This matters because some landlords ask the management to do exactly this - "please restrict my tenant's card until they pay me." It backfires twice over. First, the management is enforcing your private debt dispute, not a strata matter, and is the wrong instrument for it. Second, it gives the tenant a clean argument that their quiet enjoyment of the unit has been disrupted, which weakens your position if the dispute ever reaches a court. The deeper write-up on the access-card version of this mistake is in what happens when the management body deactivates access over strata arrears.

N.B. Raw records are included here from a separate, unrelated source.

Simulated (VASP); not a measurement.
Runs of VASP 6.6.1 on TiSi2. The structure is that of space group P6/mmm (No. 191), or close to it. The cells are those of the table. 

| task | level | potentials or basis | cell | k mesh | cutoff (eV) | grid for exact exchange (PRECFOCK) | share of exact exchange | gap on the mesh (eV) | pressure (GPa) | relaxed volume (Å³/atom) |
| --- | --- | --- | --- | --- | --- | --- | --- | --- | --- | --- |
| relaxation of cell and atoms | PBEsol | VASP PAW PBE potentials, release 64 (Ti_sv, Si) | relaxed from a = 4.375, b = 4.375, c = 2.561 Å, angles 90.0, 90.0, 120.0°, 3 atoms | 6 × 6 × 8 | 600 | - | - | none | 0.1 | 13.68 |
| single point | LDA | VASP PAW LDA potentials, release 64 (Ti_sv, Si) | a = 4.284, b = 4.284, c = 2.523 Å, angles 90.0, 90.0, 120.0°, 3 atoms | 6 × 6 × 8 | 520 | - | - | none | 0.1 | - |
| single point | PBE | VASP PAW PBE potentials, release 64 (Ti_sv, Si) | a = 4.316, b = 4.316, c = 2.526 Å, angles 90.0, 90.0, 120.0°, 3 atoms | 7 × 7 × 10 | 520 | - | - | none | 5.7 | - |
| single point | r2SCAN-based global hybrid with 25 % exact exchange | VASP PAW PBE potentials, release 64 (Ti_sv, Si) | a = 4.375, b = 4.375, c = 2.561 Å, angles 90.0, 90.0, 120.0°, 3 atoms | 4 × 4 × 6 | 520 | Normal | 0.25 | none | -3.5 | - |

The same caution applies to anything that looks like self-help against your own tenant for the arrears. You cannot lawfully lock the tenant out, disconnect water or electricity, or remove their belongings to force payment - those are unlawful eviction steps under the general law, and they are a separate problem from the maintenance-charge debt you owe the management body. The two disputes (owner vs management, and landlord vs tenant) run on different tracks and go to different forums.

Which dispute goes where: Tribunal vs court vs your tenant

Strata disputes between an owner and the management body go to the Strata Management Tribunal for claims up to RM250,000; private landlord-tenant disputes over rent or access go to the civil courts. The Tribunal cannot hear a landlord-tenant matter, and a court is not the forum for a strata-recovery dispute if the amount fits the Tribunal cap.

Dispute Correct forum Key limit Lawyers?
You vs JMB/MC over maintenance-fee arrears, penalties, or management failures Strata Management Tribunal Claim up to RM250,000 No - low-cost, designed for owners
You vs JMB/MC where land title is in question Civil court n/a Yes
You vs your tenant over unpaid rent or deposit (small amount) Magistrates' Court small-claims procedure Up to RM5,000 No lawyers
You vs your tenant over larger arrears Sessions Court / Magistrates' Court RM5,000 and above Lawyer usually engaged
Serious criminal mismanagement by the JMB/MC Commissioner of Buildings (COB) + civil court n/a Via COB referral first

Keeping the two tracks separate is the single most useful legal framing in this cluster, and it is absent from the portal and law-firm guides, which treat the Tribunal as if landlords could also use it for tenant disputes. The Strata Management Tribunal exists for you against the management body; it does not hear your private fight with the tenant, and it will not take a case where title to land is in question. For the broader owner-side playbook, read what an owner can do against the management.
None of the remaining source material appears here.